Injured workers should be first in line for WCB “surplus”: BCFED

July 17, 2025 | News Release

Improving benefits for injured workers and strengthening workplace safety should be the Workers’ Compensation Board’s top priority in using its “surplus,” BCFED President Sussanne Skidmore said today.

The WCB — known by many as WorkSafeBC — announced Monday it would use $570 million from the Accident Fund to keep employer premiums frozen for the ninth straight year. That brings the total diverted from the fund for subsidizing employer premiums to $3 billion since 2019.

“The so-called surplus in that fund was built on the backs of injured workers, with the deep cuts the BC Liberals and John Rustad made to benefits and pensions when they were in government,” Skidmore said. “Instead of billions of dollars in handouts to employers, the WCB should be making up for that lost ground.”

“Employers are paying less now than they did a decade ago,” BCFED Secretary-Treasurer Hermender Singh Kailley pointed out.

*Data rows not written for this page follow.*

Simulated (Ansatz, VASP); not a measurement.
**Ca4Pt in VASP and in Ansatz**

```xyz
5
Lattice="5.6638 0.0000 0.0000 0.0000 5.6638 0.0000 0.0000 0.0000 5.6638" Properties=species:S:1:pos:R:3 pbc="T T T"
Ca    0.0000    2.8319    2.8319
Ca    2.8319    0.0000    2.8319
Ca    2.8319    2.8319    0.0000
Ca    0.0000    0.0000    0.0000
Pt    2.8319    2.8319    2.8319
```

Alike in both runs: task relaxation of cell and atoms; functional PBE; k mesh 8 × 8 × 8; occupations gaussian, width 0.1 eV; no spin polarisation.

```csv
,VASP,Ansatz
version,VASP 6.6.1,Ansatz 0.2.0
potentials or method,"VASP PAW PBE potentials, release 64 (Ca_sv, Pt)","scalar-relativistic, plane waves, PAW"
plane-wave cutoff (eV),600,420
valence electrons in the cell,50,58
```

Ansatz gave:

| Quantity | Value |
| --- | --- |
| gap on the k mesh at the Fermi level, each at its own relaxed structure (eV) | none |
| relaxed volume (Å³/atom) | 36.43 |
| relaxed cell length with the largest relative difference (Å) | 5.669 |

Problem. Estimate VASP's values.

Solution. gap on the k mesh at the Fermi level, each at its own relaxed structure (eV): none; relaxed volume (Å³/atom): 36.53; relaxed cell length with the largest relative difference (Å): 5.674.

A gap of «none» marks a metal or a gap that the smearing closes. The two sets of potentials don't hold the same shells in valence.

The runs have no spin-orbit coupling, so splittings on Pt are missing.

“How is it that the WCB somehow can’t afford to treat workers with psychological injuries fairly, can’t afford to restore pensions and can’t afford to put more into workplace inspections and enforcement — but can afford to keep employer premiums artificially low?”

“Businesses make it sound like they’re contributing to the fund out of charity,” Skidmore said. “But this is the deal they made decades ago so injured workers would give up the right to sue them.

Skidmore called on the WCB Board of Directors to reverse the premium decision. “If the fund really has more than the WCB needs to meet its commitments, they should invest that in making workers safer and treating injured workers more fairly.”